Kruskal’s completed:

In this morning’s lecture we described Kruskal’s algorithm for finding a minimal weight spanning tree in a weighted graph. After demonstrating the algorithm, we showed that it always produces a spanning tree, but we have not yet shown that this spanning tree has minimal weight. We do that now.

The proof will be inductive. Let $T_0$ be the subgraph that Kruskal’s algorithm starts with, namely, all the vertices of $\Gamma$ and none of the edges. Let $T_k\subset\Gamma$ be the subgraph Kruskal’s produces after adding $k$ edges to $T_0$ . We willinductively prove that $T_k$ is contained in some minimal spanning tree of $\Gamma$ . In particular, since we know $T_{n-1}$ is a spanning tree, we see that $T_{n-1}$ will be a minimal weight spanning tree.

The base case is clear: any minimal spanning tree contains all the vertices of $\Gamma$ , which is the initial graph $T_0$ , and since $\Gamma$ is finite there exists some minimal spanning tree.

For the inductive step, we assume that $T_k$ produced from Kruskal’s algorithm is contained in some minimal spanning tree $M$ , and Kruskal’s algorithm tells us we should construct $T_{k+1}$ from $T_k$ by adding the edge $e$ to $T$ . We need to prove that $T_{k+1}$ is contained in some minimal weight spanning tree $M^\prime$ . We claim we can take $M^\prime=M\setminus\{e\}\cup\{f\}$ .

First, note that $M^\prime$ is indeed a spanning tree; since $M\cup e$ has a cycle, $M^\prime$ is connected, and it has the right number of edges.

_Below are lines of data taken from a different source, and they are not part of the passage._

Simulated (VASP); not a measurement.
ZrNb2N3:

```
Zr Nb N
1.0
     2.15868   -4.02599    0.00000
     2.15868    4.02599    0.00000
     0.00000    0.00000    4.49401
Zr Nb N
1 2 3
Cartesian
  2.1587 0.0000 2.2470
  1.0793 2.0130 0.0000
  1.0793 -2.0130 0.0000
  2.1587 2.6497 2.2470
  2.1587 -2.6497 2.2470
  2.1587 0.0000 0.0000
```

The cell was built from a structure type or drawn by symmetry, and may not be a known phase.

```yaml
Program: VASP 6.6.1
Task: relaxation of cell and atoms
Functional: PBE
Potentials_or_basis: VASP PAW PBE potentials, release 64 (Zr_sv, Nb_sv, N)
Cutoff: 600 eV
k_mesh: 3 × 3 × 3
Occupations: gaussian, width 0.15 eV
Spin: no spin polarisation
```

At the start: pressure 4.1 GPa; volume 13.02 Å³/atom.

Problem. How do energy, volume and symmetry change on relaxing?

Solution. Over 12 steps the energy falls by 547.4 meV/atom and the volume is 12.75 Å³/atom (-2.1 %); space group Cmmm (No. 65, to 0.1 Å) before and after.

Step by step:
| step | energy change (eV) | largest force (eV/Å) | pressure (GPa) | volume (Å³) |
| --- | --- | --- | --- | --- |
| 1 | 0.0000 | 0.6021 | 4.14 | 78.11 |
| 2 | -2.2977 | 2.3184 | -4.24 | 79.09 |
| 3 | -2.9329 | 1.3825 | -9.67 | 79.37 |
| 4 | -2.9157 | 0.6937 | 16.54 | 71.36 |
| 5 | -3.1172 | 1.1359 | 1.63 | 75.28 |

Now, we must show $M^\prime$ has minimal weight. Since $M^\prime$ only differs from $M$ (which had minimal weight) by adding $f$ and removing $e$ , we see that $w(M^\prime)=w(M)$ if and only if $w(e)=w(f)$ .

Since $M$ is by supposition a minimal weight spanning tree, we have that $w(f)\leq w(e)$ . Since Kruskal’s algorithm is trying to add the edge $e$ instead of $f$ , we have that either $w(e)\leq w(f)$ , or that adding $f$ to $T$ creates a cycle. But $T\cup f\subset M^\prime$ which is a tree, so it cannot be creating a cycle, and we must have that $w(e)\leq w(f)$ .

Thus, $w(e)=w(f)$ , and so $M^\prime$ is a minimal weight spanning tree that contains $T\cup e. \square$

Comments on minimal spanning trees

Although Kruskal’s algorithm only finds a single minimal spanning tree, the only time Kruskal’s algorithm has any choice is in what order to add edges with the same weight. Thus, it is possible to find all minimal spanning trees by analyzing what happens when we had a choice of edges to add.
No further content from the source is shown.